How ‘Rick and Morty’ Benefited From Female Writers

“Characters that were maybe protected by people’s trepidation were now also out there on the playing field,” co-creator Dan Harmon told TheWrap

Rick and Morty
Adult Swim

Getting more women into the “Rick and Morty” writers room was never a goal for creators Justin Roiland and Dan Harmon, but it ended up happening with Season 3 — and Roiland and Harmon say it helped their show.

In an interview published after the Season 2 finale, Harmon and Roiland revealed that while the previous two seasons didn’t have women in the writers’ room, that changed with Season 3.

“It hasn’t been an agenda thing, but just coincidentally for some reason — I don’t know why — this staffing round going into season three, we got a lot of female scripts in addition to male scripts,” Roiland explained.

With the new season just over the horizon, TheWrap asked both creators if there was a significant difference in the writers’ room now that it was mostly split down the middle, gender wise.

“I felt like it was awesome,” Roiland said. “Having many different points of view and perspectives in that room is only going to make things more interesting.”

“Rick and Morty,” an Adult Swim show about the adventures of a mad, sociopathic, alcoholic scientist named Rick and his dim-witted but good-hearted grandson Morty, is not something that would, on the surface, be at the forefront of conversations about gender.

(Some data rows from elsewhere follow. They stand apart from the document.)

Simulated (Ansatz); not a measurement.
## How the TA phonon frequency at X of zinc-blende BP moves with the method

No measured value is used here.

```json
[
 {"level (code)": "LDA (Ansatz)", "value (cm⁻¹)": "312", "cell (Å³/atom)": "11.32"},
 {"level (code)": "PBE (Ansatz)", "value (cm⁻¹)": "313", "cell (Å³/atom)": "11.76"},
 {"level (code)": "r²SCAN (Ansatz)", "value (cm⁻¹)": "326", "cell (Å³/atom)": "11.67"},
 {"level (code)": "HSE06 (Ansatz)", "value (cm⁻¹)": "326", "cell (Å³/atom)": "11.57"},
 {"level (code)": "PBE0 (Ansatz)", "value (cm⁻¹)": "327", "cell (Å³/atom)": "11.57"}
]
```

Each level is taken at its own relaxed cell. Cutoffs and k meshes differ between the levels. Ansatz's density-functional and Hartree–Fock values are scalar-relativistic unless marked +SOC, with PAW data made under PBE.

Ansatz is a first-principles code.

Adult Swim — Cartoon Network’s more mature programming block  — was at the center of criticism in 2016 after it announced a new slate of shows that featured no female creators. Creative director Mike Lazzo was accused of sexism after he seemed to say that women create “conflict” in writers’ rooms, although he clarified his statement later.

“What I actually said was, women don’t tend to like conflict, comedy often comes from conflict, so that’s probably why we (or others) have so few female projects,” Lazzo said.

While “Rick and Morty” featured women on its animation staff, and of course on its cast, no women had ever been a part of the writers’ room until this season. Even so, later episodes, especially in Season 2, put the spotlight on female characters — specifically Beth, the matriarch of the Smith family, and Morty’s sister, Summer.

The latter became more important in Season 2, occasionally joining Rick and Morty on their adventures. In the Season 3 premiere, she fought to break Rick out of prison (even if he was fully capable of doing it himself). What started off as a one-dimensional caricature of a teenage girl — always on her phone and worrying too much about boys — managed to overcome her initial boundaries and sometimes overshadow Morty as a vital presence in Rick’s life.

Beth also got more character development in Season 2 as the audience learned more about how her struggle to build any relationship with her father Rick — who was gone for most of her childhood — tore the family apart, and how her marriage is stifling her.

Harmon says that the two will continue to get more depth in Season 3 thanks to the balanced writers’ room. Having women writing scripts alongside men, according to Harmon, allowed people to throw around jokes about the two main female characters, without hesitation or worrying if they were crossing a line.

“The writers were able to talk more about Beth and Summer without stopping to double the conversation with asterisks, as in ‘well we’re a bunch of guys talking about a teenage girl,’” he said. “It wasn’t so much all of a sudden there was an influx of ideas about Summer… it’s just that characters that were maybe protected by people’s trepidation were now also out there on the playing field and able to be manipulated and dimensionalized.”

Harmon echoed Roiland’s earlier comments that there wasn’t a deliberate push for diversity, but it did come naturally — a result of more great scripts from female writers.

If anything, Harmon is hesitant when discussing the idea of deliberate diversity, saying he wants somebody working on the team who isn’t defined by the fact they belong to an marginalized group.

“You want a comedy writer to be an iconoclast and an outlier,” he said, “So if they happen to be representing an underepresented group, do you want them to be a joyless ambassador of that group or do you want them to be a renegade?”

Besides teasing more Summer and Beth stories, Harmon also stated that the audience will be seeing the fallout over Beth and her husband Jerry’s separation in the Season 3 premiere, which builds off the tension expanded upon in Season 2. (By the way, Harmon coins their couple name — Jeth).

“The separation of them allows more surface area for each individual, so there’s more to examine there,” he said. “We get to see a little more of Jerry and a little more of Beth, what makes them tick.”

“Rick and Morty” Season 3 premieres on July 30 at 11:30 p.m. on Adult Swim.